It starts with research that shows how young minds are much more imaginative, but older folks are more traditional and limited when asked to explain things.
Buit, how about this:
But there was a different pattern when it came to the social problems. Once again the preschoolers were more likely to give the creative explanation than were the 6-year-olds or adults. Now, however, the teenagers were the most creative group of all. They were more likely to choose the unusual explanation than were either the 6-year-olds or the adults.
At least an argument for multi-generational input!

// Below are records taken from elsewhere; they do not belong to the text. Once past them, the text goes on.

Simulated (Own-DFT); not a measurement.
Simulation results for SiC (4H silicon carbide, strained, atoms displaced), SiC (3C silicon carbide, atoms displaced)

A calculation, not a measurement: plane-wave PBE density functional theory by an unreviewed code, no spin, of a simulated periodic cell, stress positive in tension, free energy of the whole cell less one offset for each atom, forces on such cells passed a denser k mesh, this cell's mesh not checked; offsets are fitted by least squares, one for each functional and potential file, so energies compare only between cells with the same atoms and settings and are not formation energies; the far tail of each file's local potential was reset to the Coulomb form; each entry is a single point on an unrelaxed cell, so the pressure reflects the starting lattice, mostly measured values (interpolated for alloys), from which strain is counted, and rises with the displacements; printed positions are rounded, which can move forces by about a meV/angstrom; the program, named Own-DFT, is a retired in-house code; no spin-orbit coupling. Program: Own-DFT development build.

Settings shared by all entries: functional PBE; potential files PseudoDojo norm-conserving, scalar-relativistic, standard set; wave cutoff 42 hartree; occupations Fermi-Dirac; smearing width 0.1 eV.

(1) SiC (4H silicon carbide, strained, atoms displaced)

The explanation offered might help us think our way into a new vision of ageing:
The answer: Childhood and adolescence may, at least in part, be designed to resolve the tension between exploration and exploitation. Those periods of our life give us time to explore before we have to face the stern and earnest realities of grown-up life. Teenagers may no longer care all that much about how the physical world works. But they care a lot about exploring all the ways that the social world can be organized. And that may help each new generation change the world.
I like to think that, at our best, we are often just like teenagers, precisely because we are no longer responsible for everything. We can dream and imagine — but with the benefit of a lifetimes of learning, including our mistakes and unfulfilled dreams. So, as we move our community into a broader outreach and learning mode, maybe we are more ready than we realize. All we need is the practical support.
Any ideas for how to do the research to explore this? In our strategic plan?